Weakened House GOP Majority Reckons with Johnson’s Leadership

Jabin Botsford/The Washington Post
House Speaker Mike Johnson (R-La.) will be trying to govern with a shrinking majority.

Less than six months after a faction of House Republicans led a revolt that removed Kevin McCarthy from the speakership, more Republicans are already complaining about the party’s direction and questioning whether his replacement, House Speaker Mike Johnson (R-La.), is the right person for the job.

The complaints picked up after the House passage Friday of a $1.2 trillion funding bill, and they are familiar ones for the chamber, similar to those that had been lodged against McCarthy (Calif.): Both men have relied on Democrats to pass key funding bills in the narrowly divided chamber and have bypassed rules in order to move the legislative process along more quickly when facing key legislative deadlines.

The speed of their disenchantment with Johnson is a reminder of the difficulty of leading the restive Republican caucus, which has been shrinking because of member departures. On Friday, Rep. Mike Gallagher of Wisconsin announced he would resign next month to join the private sector, leaving Johnson with just one vote to spare to get measures passed on party lines.

At the same time, the Republican Party faces deep divisions over how to handle major policy issues and whether to ever work with Democrats.

Members of the conservative House Freedom Caucus have already admonished Johnson as a weak leader who they believe does not fight back in negotiations with Senate Majority Leader Charles E. Schumer (D-N.Y.).

“Mike was wrong,” Rep. Chip Roy (R-Tex.), who vehemently opposed his right-flank peers’ effort to oust McCarthy last year, told CNN’s Jake Tapper on Sunday, describing Johnson’s approach to steering a $1.2 trillion funding bill that passed the House 286 to 134 on Friday, with the support of 185 Democrats and 101 Republicans.

The majority of House GOP members – 112 – voted against it, meaning it only passed because of Democratic support, a source of tension for many conservative members.

Johnson, Roy said, did not give House Republicans the 72 hours required by the rules negotiated by the party’s most conservative members to review the measure, which passed the Senate early Saturday and was swiftly signed by President Biden, averting a partial shutdown of the government.

Roy also insisted that the speaker should have forced a continuing resolution to keep the government funded at current levels while House Republicans continued pushing for further border funding and budget cuts in the final bills. (Roy and other Freedom Caucus members had said publicly that they would vote against the package even if Johnson had followed the 72-hour rule, and they had condemned and routinely voted against continuing resolutions, including some that included House Republicans’ border security proposal.)

“It is what it is. It’s a very difficult job for the speaker,” Roy conceded. “I knew I wouldn’t get everything I wanted. But you know what I wanted? I wanted some sense of sanity on spending, some sense of sanity on the border, some sense of sanity on any of the issues the American people actually care about. And we got none of that.”

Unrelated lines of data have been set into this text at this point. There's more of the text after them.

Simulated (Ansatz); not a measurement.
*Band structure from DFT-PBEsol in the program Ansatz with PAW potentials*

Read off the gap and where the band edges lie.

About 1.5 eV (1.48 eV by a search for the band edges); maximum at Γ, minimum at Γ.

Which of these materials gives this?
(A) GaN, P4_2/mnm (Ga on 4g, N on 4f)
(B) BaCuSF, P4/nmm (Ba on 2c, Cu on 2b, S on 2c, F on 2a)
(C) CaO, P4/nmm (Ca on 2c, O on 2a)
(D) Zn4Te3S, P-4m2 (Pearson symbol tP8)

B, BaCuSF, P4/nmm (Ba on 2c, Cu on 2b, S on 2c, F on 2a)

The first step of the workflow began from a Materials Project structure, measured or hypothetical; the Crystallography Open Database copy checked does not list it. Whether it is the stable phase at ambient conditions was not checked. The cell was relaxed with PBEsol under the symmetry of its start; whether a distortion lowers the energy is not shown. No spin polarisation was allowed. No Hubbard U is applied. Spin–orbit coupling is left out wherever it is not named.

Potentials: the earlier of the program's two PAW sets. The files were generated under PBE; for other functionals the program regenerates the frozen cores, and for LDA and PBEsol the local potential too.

Johnson, for his part, called the agreement passed on Friday “the best achievable outcome in a divided government,” pointing out conservative policy wins.

The bill package secured on Friday funds about three-quarters of the federal government for the next six months, while also raising military pay, eliminating U.S. funding for the U.N. agency for Palestinian refugees, and bolstering security at the U.S.-Mexico border.

Despite the sharp criticism, Republicans so far seem reluctant to try to push Johnson out of office like they did with McCarthy, potentially giving Johnson time to shore up his support.

Before the funding package passed the House, Rep. Marjorie Taylor Greene (R-Ga.), a far-right member, filed a motion to vacate the speakership over opposition to the bill – the same legislative procedure that had been used to remove McCarthy.

But Greene characterized the motion as “more of a warning” to Johnson and has not committed to a timeline for a vote. The soonest her effort could be addressed is after the House returns next month from a two-week recess, and the resolution probably won’t be considered unless Greene introduces it under “privilege.” That tactic would force a House vote on Johnson’s future within 48 hours.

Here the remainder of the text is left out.